3) Absolutely! Pipes are here to stay, and are one of the most powerful feature of unix. The power inherent in a FBP framework compared to a static program are many, and trivialise change, to the point where some frameworks can be reconfigured while running with no special measures.
FBP FTW! ;-)
In automotive development, they have a language agnostic messaging protocol which is part of the MOST specification (Media Oriented Systems Transport), this was designed to communicate between components over a network or within the same device. Systems usually have both a real and visualized message bus - therefore you effectively have a form of flow based programming.
That was what made the light bulb go on for me several years ago and brought me here. It really is a fantastic way to work and so much more fun than conventional programming. The message catalog form the central specification and point of reference. It works well for both developers and management. i.e. Management are able to browse the message catalog instead of looking at source.
With integrated logging also referencing the catalog to produce intelligible analysis things can get really productive. I have real world experience of developing commercial products in this way. I am interested in taking things further, particularly with regards to tools and IDEs. Unfortunately I think many people within the automotive sector have missed the point about how great this is and have failed to build on it. They are now distracted by other fads and failed to realize that there was far more to most development than the physical bus.
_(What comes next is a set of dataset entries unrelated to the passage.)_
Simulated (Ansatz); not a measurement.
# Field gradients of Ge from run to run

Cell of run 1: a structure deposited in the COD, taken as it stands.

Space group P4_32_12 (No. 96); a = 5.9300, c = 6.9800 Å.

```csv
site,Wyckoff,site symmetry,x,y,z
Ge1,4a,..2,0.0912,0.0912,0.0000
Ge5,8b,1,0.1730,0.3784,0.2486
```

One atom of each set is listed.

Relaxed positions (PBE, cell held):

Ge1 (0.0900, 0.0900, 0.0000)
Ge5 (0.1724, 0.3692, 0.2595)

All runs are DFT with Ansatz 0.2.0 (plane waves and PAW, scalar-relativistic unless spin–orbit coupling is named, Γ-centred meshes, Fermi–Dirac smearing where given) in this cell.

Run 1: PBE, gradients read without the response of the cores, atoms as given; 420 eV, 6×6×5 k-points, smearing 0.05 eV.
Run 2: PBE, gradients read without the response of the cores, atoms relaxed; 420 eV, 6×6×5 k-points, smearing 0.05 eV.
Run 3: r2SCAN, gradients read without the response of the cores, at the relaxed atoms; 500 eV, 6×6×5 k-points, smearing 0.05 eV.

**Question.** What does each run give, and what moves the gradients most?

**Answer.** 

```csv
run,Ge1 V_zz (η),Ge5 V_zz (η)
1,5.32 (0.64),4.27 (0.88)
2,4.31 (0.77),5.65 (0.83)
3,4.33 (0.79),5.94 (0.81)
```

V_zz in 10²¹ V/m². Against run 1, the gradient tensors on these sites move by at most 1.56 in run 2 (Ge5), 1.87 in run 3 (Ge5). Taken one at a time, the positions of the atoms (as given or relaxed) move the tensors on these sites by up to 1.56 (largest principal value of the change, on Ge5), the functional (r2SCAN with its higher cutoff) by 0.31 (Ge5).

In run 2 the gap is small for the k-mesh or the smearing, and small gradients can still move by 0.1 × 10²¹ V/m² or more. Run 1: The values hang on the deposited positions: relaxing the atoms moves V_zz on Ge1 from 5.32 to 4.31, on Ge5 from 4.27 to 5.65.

I've used Spring Web Flow extensively in Java Web applications to model (typically) application processes, which tend to be complex wizard-like affairs with lots of conditional logic as to which pages to display. Its incredibly powerful. A new product was added and I managed to recut the existing pieces into a completely new application process in an hour or two (with adding a couple of new views/states).
I also looked into using OS Workflow to model business processes but that project got canned for various reasons.
In the Microsoft world you have Windows Workflow Foundation ("WWF"), which is becoming more popular, particularly in conjunction with Sharepoint.
FBP is just a means of implementing a finite state machine. It's nothing new.
I realize that it is not exactly the same thing, but this model has been used for years in PLC programming. ISO calls it Sequential Flow Chart, but many people call it Grafcet after a popular implementation. It offers parallel processing and defines transitions between states.
It's being used in the Business Intelligence world these days to mashup and process data. Data processing steps like ETL, querying, joining , and producing reports can be done by the end-user. I'm a developer on an open system - ComposableAnalytics.com In CA, the flow-based apps can be shared and executed via the browser.
This is what MQ Series, MSMQ and JMS are for.
This is cornerstone of Web Services and Enterprise Service Bus implementations.
Products like TIBCO and Sun's JCAPS are basically flow-based without using this particular buzz-word.
Most of the work of the application is done with small modules that pass messages through a processing network.

How to get started with speech-to-text?

I'm really interested in speech-to-text algorithms, but I'm not sure where to start studying up on them. A bunch of searching around led me to this, but it's from 1996 and I'm fairly certain that there have been improvements since then.
Does anyone who has any experience with this sort of stuff have any recommendations for reading / source code to examine? Or just general advice on what I should be trying to learn about if I want to get into the world of writing speech recognition programs (sometimes it's hard to know what to search for if you don't have much knowledge about the domain).
Edit: I'd like to do something cross-platform, but for the moment I'd be targeting linux.
Edit 2: Thanks csmba for the well-thought out reply. At this point in time, I'm mainly interested in being able to create applications that allow automation, or execution of different commands through voice. So, a limited amount of recognizable commands being able to be strung together. An example would be a music player that took commands like "Play the album Hello Everything by Squarepusher", or an application launcher that allowed the user to create voice-shortcuts to launch specific apps.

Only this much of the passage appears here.